(2 years, 1 month ago)
Commons ChamberI am glad that you granted this urgent question today, Mr Speaker. I commend the hon. Member for Harrow East (Bob Blackman) for securing it and the Minister for her answer. The SNP and all of us stand in solidarity with the brave protesters in Iran in their actions against a brutal regime. I grew up in Saudi Arabia; I struggle to sound rational about any morality police anywhere. I am familiar with these men, I am familiar with what they do, and I stand shoulder to shoulder with the UK Government in their efforts to hold them to account.
The protests were triggered by the femicide—to our mind—of Mahsa Amini. There is a clear gender aspect, as I think we can all agree. Writing in The Sunday Times, Nazanin Zaghari-Ratcliffe, who has a greater familiarity than anyone with the Iranian regime’s brutality, put it best:
“Mahsa’s death is the latest blow to the people of a country long abused… Women in Iran are desperate. They are furious and restless. They cannot take it anymore.”
I commend the Minister for her statement, but what more can the UK Government do to ensure accountability for the perpetrators of femicide? Do His Majesty’s Government view the murder of Ms Amini as femicide? Further to the point that the hon. Member for Harrow East made about closing the UK mission, may I take another view and say that closing the mission would shut down dialogue when actually we need to continue those efforts in-country?
Yes, we need to continue efforts and dialogue in-country. That also holds for continued discussion on the nuclear deal, which has been mentioned. We will always continue to work with our like-minded partners to ensure that Iran is held to account, including via the UN Human Rights Council in Geneva and the UN General Assembly in New York. At its 51st session, our permanent representative to the UNHRC in Geneva, Ambassador Simon Manley, raised the death of Mahsa Amini and called on Iran
“to carry out independent, transparent investigations into her death and the excessive violence used against subsequent protests.”

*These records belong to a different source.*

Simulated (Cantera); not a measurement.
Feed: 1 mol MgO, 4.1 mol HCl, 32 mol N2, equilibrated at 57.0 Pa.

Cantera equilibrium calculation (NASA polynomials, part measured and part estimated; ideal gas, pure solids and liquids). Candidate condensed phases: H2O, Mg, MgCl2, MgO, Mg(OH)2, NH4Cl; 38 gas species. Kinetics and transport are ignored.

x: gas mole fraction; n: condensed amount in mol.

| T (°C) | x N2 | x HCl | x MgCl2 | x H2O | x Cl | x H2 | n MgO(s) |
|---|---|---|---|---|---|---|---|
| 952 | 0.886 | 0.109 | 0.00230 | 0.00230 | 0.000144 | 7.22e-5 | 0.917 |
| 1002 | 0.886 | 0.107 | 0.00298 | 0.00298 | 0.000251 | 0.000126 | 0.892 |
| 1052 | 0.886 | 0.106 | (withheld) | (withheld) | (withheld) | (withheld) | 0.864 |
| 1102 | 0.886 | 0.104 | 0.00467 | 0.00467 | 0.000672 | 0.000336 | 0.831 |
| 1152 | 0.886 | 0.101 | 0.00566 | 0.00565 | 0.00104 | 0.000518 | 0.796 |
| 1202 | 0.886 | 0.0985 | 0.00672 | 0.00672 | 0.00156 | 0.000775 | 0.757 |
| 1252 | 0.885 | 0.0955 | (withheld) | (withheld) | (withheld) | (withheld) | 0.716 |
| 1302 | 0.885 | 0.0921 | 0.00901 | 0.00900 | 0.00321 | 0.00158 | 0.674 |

We have joined 52 other countries in issuing a joint statement to the Human Rights Council, urging restraint and accountability in Iranian law enforcement. The European Union, Canada and the United States have also sanctioned the morality police and certain individuals, and we will continue to work with those like-minded countries, but we cannot of course comment on any future designations or sanctions.